Household thefts are never fun experiences. If this occurs in a rental home, then not only the tenant, but also the property owner might face damage. If your personal items get damaged or vandalized, then your renters insurance might help you pay. However, damage to the property is often the responsibility of the property owner. Here's how the two parties can divide up responsibilities in the event property damage occurs.
Theft Occurrences In Rental Homes
A rental property is as safe as a home you own. However, it is also as vulnerable to break-ins as most other properties. So, if a thief enters the home and both steals items and damages the property left behind, then you stand to lose out. Your renters insurance might provide a couple of incentives to help you pick up the pieces.
- Possessions Insurance helps you pay to repair damaged belongings and replace stolen ones. Should the thief maliciously slice your furniture, then coverage might help you pay to repair or replace the damaged items. The coverage will likely compensate you for the cash value of the items minus any deductible. Keep in mind, cash value is not the full value of a brand-new item.
- Loss Of Use Insurance helps in severe cases when you must leave the home until repairs can occur. The policy might cover a portion of the extra living expenses you incur because you cannot stay at home.
- However, sometimes, the landlord might blame the property damage on you. For example, if you host a party in the home, and one of your guests damages or takes something that belongs to the landlord, then the landlord might blame you. If they do, then your Property Damage Liability Insurance might cover the cost of the damage. It applies to third-party losses for which the tenant is at fault. Because you invited the guest that caused the damage, then the accident might be deemed your fault.
Property damage to which your renters insurance won't apply is damage to the owner's belongings. So, for example, if the thief breaks glass, kicks in doors or causes other significant damage, then the property owner's own policy will apply for the damage.
When Renters Insurance Won't Cover You
There are cases where a renters policy won't cover property damage from theft or vandalism.
- If the cost of possessions damage falls below the cost of your deductible for coverage, then your policy might not pay. For instance, suppose that your possessions sustain $500 in damage. However, you have a $750 deductible on your policy. Because the deductible cost was higher than the cost of the damage, your policy won’t pay. Damage above that $750 mark will have coverage, however.
- Damage to certain belongings - such as jewelry or collectibles - might have no coverage. To get this coverage, you might have to buy a separate high-value endorsement for your policy.

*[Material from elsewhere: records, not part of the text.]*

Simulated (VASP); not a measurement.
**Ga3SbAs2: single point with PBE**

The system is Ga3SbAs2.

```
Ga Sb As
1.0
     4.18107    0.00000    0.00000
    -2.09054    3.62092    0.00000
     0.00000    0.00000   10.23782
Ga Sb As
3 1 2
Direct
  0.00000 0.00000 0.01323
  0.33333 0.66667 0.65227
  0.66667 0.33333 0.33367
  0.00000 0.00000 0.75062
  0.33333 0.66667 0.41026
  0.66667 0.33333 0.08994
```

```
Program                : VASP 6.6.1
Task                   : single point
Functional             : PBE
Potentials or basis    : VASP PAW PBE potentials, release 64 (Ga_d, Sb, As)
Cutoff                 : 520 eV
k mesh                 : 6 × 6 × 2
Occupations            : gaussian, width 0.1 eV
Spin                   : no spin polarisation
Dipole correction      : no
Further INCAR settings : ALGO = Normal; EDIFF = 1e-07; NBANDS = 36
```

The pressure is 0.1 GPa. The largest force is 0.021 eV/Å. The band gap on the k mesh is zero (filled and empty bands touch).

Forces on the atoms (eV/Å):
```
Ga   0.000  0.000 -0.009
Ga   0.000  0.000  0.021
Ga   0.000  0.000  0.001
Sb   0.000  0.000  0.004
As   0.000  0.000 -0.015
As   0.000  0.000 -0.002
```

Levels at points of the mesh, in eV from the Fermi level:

- Consider a situation where a disgruntled ex, who previously lived with you, breaks in and does damage. If this person was still insured by the renters policy, even though you no longer are together, then your policy won't pay. Therefore, it's important for you to always keep the information on your policy up to date.
If you can prove that the property owner's negligence led to the break-in (such as if they installed faulty door locks) then you might be able to sue them for the damage. They often carry liability insurance on their property policy for cases like these. However, just because you attempt to file against someone else's liability insurance, that doesn't mean you can't use your own renters policy for the initial property damage claim.